US News and World Report
By Lauren Fox
August 22, 2013
While anti-immigration groups struggle to wrangle together enough supporters to rally at town halls, pro-immigration reform organizations have been busy walking 285 miles from Sacramento to Bakersfield, Calif., practicing civil disobedience outside of ICE detention facilities in Arizona and gathering in droves in GOP congressional leader's districts.
The recess is starkly different from the spring of 2007 when Sen. John McCain's, R-Ariz., town hall meetings devolved into screaming matches and enraged constituents flooded congressional offices with faxes and phone calls.

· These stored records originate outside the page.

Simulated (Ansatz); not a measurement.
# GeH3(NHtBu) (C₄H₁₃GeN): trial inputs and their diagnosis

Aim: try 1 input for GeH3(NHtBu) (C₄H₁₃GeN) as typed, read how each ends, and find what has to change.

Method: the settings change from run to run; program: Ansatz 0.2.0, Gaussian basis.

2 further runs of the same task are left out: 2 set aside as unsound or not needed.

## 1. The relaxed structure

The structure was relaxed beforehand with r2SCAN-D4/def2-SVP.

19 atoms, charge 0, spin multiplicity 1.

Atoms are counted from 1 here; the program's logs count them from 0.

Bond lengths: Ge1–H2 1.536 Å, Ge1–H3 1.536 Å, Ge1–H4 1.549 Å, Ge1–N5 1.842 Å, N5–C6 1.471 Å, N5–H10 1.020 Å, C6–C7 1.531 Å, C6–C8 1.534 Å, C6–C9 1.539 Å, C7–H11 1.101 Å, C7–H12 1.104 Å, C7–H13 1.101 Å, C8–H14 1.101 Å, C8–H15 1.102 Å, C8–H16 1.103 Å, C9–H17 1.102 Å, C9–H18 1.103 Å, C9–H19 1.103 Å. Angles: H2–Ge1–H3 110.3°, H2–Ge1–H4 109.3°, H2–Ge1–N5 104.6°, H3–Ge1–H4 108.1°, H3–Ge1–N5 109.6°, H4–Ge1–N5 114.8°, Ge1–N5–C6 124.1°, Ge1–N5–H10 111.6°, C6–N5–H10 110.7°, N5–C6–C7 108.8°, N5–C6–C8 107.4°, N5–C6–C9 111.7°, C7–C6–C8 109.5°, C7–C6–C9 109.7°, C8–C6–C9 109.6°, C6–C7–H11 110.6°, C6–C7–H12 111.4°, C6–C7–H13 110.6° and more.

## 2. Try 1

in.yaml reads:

"The dismal showing of anti-immigrant activists this August recess only shows the amazing traction our movement has – business, faith, labor, civil rights, and the immigrant community stand united for real immigration reform that protects our families from senseless deportations by providing a clear path to citizenship," says Cristina Jimenez, managing director of United We Dream, a pro-immigration advocacy group. "DREAMers defined the debate and won the American people over."
It is true that public opinion has evolved quickly. A Washington Post/ABC News poll in July showed 55 percent of Americans support the Senate's path to citizenship for the 11 million immigrants who entered the country illegally, but it is still unclear whether the strong recess showing will be enough to convince GOP lawmakers at the top it is time to push for a path to citizenship for immigrants.
On Capitol Hill, the advocacy groups' actions are not making much of a difference. Key staffers say leadership is sticking with its promise to pursue immigration reform with a piecemeal approach.
Majority Whip Rep. Kevin McCarthy, R-Calif., who hails from a 35 percent Latino district has seen an influx of immigration supporters at his Bakersfield, Calif., headquarters, but has not embraced a path to citizenship.
And House Judiciary Committee Chairman Bob Goodlatte, R-Va., who has ushered individual immigration bills through his committee, has drawn a line against a "special path " to citizenship for immigrants who are living in the U.S. illegally already, but left the door open to some sort of legal status.
At a town hall meeting in Verona, Va., Goodlatte told a crowd he was committed to pursuing enforcement measures first "even if it doesn't go all the way through to be signed by the president."
The silver lining for pro-immigration advocates is that while leaders in the GOP don't appear to be budging, a few rank-and-file members have taken the opportunity to show they are willing to consider citizenship for immigrants who are in the country illegally.
Rep. Aaron Schock, R-Ill., told constituents at a town hall meeting that after a "probationary period" and paid back taxes, immigrants could be put on a path to citizenship.
"I think there needs to be a secure border, and I think when that happens and people have paid their back taxes and they haven't committed any violation of laws, they've been here on a probationary period, then they can apply for citizenship and go to the back of the line," Schock said. Although, his spokesman says that Schock did not definitively come out in support for a "path to citizenship."
And Rep. Daniel Webster, R-Fla., also told the Orlando Sentinel that a path to citizenship had to be included in an immigration bill if it was going to make it the president's desk.
"More and more Republicans are listening to the American people and our community," Jimenez says. "If they don't deliver immigration reform, there will be a staggering political price to pay.